Monitoring AWS Glue using Amazon CloudWatch metrics - AWS Glue

Monitoring AWS Glue using Amazon CloudWatch metrics

You can profile and monitor AWS Glue operations using AWS Glue job profiler. It collects and processes raw data from AWS Glue jobs into readable, near real-time metrics stored in Amazon CloudWatch. These statistics are retained and aggregated in CloudWatch so that you can access historical information for a better perspective on how your application is performing.

Note

You may incur additional charges when you enable job metrics and CloudWatch custom metrics are created. For more information, see Amazon CloudWatch pricing .

AWS Glue metrics overview

When you interact with AWS Glue, it sends metrics to CloudWatch. You can view these metrics using the AWS Glue console (the preferred method), the CloudWatch console dashboard, or the AWS Command Line Interface (AWS CLI).

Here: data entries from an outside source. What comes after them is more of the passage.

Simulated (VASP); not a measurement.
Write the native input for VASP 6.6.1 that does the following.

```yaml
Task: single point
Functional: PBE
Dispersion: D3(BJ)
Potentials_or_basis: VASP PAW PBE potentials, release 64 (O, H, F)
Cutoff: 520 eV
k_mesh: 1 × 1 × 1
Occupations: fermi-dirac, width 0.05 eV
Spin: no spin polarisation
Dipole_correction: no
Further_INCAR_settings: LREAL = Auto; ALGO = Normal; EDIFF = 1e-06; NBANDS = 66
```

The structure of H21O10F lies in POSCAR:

To view metrics using the AWS Glue console dashboard

You can view summary or detailed graphs of metrics for a job, or detailed graphs for a job run.

  1. Sign in to the AWS Management Console and open the AWS Glue console at https://console.aws.amazon.com/glue/.

  2. In the navigation pane, choose Job run monitoring.

  3. In Job runs choose Actions to stop a job that is currently running, view a job, or rewind job bookmark.

  4. Select a job, then choose View run details to view additional information about the job run.

To view metrics using the CloudWatch console dashboard

Metrics are grouped first by the service namespace, and then by the various dimension combinations within each namespace.

  1. Open the CloudWatch console at https://console.aws.amazon.com/cloudwatch/.

  2. In the navigation pane, choose Metrics.

  3. Choose the Glue namespace.

To view metrics using the AWS CLI
  • At a command prompt, use the following command.

    aws cloudwatch list-metrics --namespace Glue

AWS Glue reports metrics to CloudWatch every 30 seconds, and the CloudWatch metrics dashboards are configured to display them every minute. The AWS Glue metrics represent delta values from the previously reported values. Where appropriate, metrics dashboards aggregate (sum) the 30-second values to obtain a value for the entire last minute.

AWS Glue metrics behavior for Spark jobs

AWS Glue metrics are enabled at initialization of a GlueContext in a script and are generally updated only at the end of an Apache Spark task. They represent the aggregate values across all completed Spark tasks so far.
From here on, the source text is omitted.